The pretty European city insisting tourists only contribute 41p each to its economy | World | News
The Mayor of Athens has revealed the current tourism model is “unsustainable” claiming each visitor contributes under 50p per visit. The capital city of Greece, Harris Doukas, is among authorities sharing concerns about overburdening crowds.
In an attempt to control this, the city capped the number of tourists who could visit the Acropolis to 20,000 last year.
The number of visitors to Greece has exploded, growing by 120 percent between 2019 and 2023. However, tourism plays a huge part in the country’s economy – between 25 and 30 percent of its GDP.
On the island of Santorini, this number soars to 90 percent. This leaves the country in a dilemma of how much to crack down on overcrowding.
“Each visitor brings €0.40 to the city, and we haven’t seen this money yet,” Doukas told Euronews. “We need to find a way to make tourism viable.”

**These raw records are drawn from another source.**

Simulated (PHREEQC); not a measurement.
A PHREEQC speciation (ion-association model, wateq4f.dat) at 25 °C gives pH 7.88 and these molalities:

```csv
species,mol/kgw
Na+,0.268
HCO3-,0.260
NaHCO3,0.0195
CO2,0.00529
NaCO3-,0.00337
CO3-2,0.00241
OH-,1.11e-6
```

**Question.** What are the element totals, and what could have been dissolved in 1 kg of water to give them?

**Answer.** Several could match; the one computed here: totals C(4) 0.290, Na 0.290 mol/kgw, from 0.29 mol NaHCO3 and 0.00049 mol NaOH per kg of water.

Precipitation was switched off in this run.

He also said that excessive visitors are having an impact on local communities. In April, residents in Athens took to the streets to “mourn the death” of neighbourhoods, partaking in activities including vandalism and arson.
Many Greeks are forced to move out of the city as real estate companies turn their homes into Airbnbs for tourists. Short-term holiday rentals have surged by 500 percent in less than a decade.
At one rally, protesters chanted: “They are taking our houses while they live in the Maldives.”
In 2023, 33 million tourists visited Greece, three times the country’s population and making it the tenth most visited country in the world, according to Visual Capitalist. While tourism brings economic benefits to local businesses, it has also put a disproportionate strain on infrastructure, housing and environmental resources, argued Fortune.
“It turns out that the pressures exerted by tourism on the environment are linked to the change of land uses [due to the creation of new infrastructure and other facilities for tourist use], and specifically with the expansion of the urban environment at the expense of the natural,” said a government report which looking into sustainable tourism, as part of a broader effort to change Greece’s tourism model.
Earlier this year, the country decided to introduce a new tourist tax for overnight visitors, replacing the previous hotel tax. Instead, visitors pay a “climate crisis resilience fee”, which varies depending on the accommodation and the time of year. The aim of the tax is to raise funds that can help address natural disasters.
Other initiatives to manage Greece’s visitors include introducing fines for businesses which take up too much space on beaches with their sunbeds and umbrellas.
“Our goal is to protect both the environment and the right of citizens to access the beach freely, and to preserve our tourism product as well as healthy entrepreneurship,” Economy Minister Kostis Hatzidakis said in a statement, according to Agence France-Presse.
Yet, Greece is not the only country struggling to control its crowd levels. In Amsterdam, plans have been made to limit cruise ship dockings in its harbour. In the badly affected Venice, an entry fee of £4.29 for day tippers has been introduced, raking in nearly one million in the first 11 days.